> Before starting the drive, the driver determines that always turning at the first intersection will be optimal. I didn’t think we disagreed on that.
But the driver does not have to do any calculation before starting the drive. He can do that, yes. He also can simply choose to only think about the decision when arrived at an intersection. It is possible for him to derive the “action optimals” chronologically before deriving the “planning optimal”. As I said earlier, they are two independent processes.
>Yes, it is. You can verify this by finding the explicit expression for action utility as a function of p....
No, it was not found by maximizing the action utility function. In Aumann’s process, the action utility function was not represented by a single variable p, but with multiple variables representing casually disconnected decisions (observation 1). Because the decisions ought to be the same (observations 2) the action optimal ought to be symmetrical Nash equilibriums or “stable points”. You can see an example in Eliezer Yudkowsky’s post. For this particular problem, there are three stable points for the action utility functions. p=0, p=7/30 and p=1/2. Among these three p=1/2 gives the highest action payoff, 7⁄30 the lowest.
I will take your words for it that p=1/2 also maximizes action utility. But that is just a coincidence for this particular problem. Not how action optimals are found per Aumann.
For the sake of clarity let’s take a step back and examine our positions. Everyone agrees p=1/2 is not the right choice. Aumann thinks it is done through 2 steps.
1. Derive all action optimals using by finding the stable point of the action utility function. ( p=1/2 is one of them, as well as p=0)
2. p=1/2 is rejected because it is not possible for the driver at different intersections to coordinate on it due to absentmindedness.
I disagree with both points 1 and 2, reason being the action utility function is fallacious. Are you rejecting both, or point 2 only, or are you agreeing with him?
For the sake of clarity let’s take a step back and examine our positions. Everyone agrees p=1/2 is not the right choice. Aumann thinks it is done through 2 steps.
1. Derive all action optimals using by finding the stable point of the action utility function. ( p=1/2 is one of them, as well as p=0)
2. p=1/2 is rejected because it is not possible for the driver at different intersections to coordinate on it due to absentmindedness.
I disagree with both points 1 and 2, reason being the action utility function is fallacious. Are you rejecting both, or point 2 only, or are you agreeing with him?
Point 1 is wrong. Action utility measures the wrong thing in this scenario, but does measure the correct thing for some superficially similar but actually different scenarios.
Point 2 is also wrong, because it’s perfectly possible to be able to coordinate in this scenario. It’s just that due to point 1 being wrong, they would be coordinating on the wrong strategy.

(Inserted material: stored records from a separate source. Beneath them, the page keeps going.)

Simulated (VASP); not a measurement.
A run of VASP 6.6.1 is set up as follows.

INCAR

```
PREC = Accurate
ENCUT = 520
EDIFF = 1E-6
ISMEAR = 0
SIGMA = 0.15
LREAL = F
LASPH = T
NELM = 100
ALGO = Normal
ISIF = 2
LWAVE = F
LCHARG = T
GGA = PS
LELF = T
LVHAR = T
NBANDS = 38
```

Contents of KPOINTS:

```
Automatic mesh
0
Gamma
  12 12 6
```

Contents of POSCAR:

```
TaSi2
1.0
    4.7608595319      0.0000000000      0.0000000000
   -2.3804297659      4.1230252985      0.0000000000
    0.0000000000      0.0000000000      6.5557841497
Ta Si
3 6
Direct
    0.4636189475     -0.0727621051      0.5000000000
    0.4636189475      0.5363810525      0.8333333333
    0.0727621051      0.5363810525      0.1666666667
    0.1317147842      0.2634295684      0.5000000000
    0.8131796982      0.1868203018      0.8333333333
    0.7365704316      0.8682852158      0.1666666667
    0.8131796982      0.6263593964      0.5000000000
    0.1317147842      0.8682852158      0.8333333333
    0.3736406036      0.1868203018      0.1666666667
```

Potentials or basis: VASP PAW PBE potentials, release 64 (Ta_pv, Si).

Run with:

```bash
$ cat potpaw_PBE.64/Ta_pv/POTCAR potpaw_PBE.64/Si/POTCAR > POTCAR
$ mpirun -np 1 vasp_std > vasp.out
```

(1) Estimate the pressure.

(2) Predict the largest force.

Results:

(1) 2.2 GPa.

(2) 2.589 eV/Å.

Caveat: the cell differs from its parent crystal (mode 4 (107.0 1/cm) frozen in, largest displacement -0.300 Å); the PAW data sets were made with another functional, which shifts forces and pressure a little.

So we agree that both these points are incorrect, but we disagree on the reasons for them being incorrect.
OK, I think that is clearer now. I assume you think the strategy to coordinate on should be determined by maximizing the planning utility function. Not by maximizing the action utility function nor finding the stable point of the action utility function. I agree with all of this.
The difference is that you think the self-locating probabilities are valid. The action utility function that uses them is valid but can only be used in superficially similar problems such as multiple drivers being randomly assigned to intersections.
While I think self-locating probabilities are not valid, therefore the action utility functions are fallacious. Whereas in problems where multiple drivers are randomly assigned to intersections, the probability for someone assigned to an intersection is not self-locating probabilities.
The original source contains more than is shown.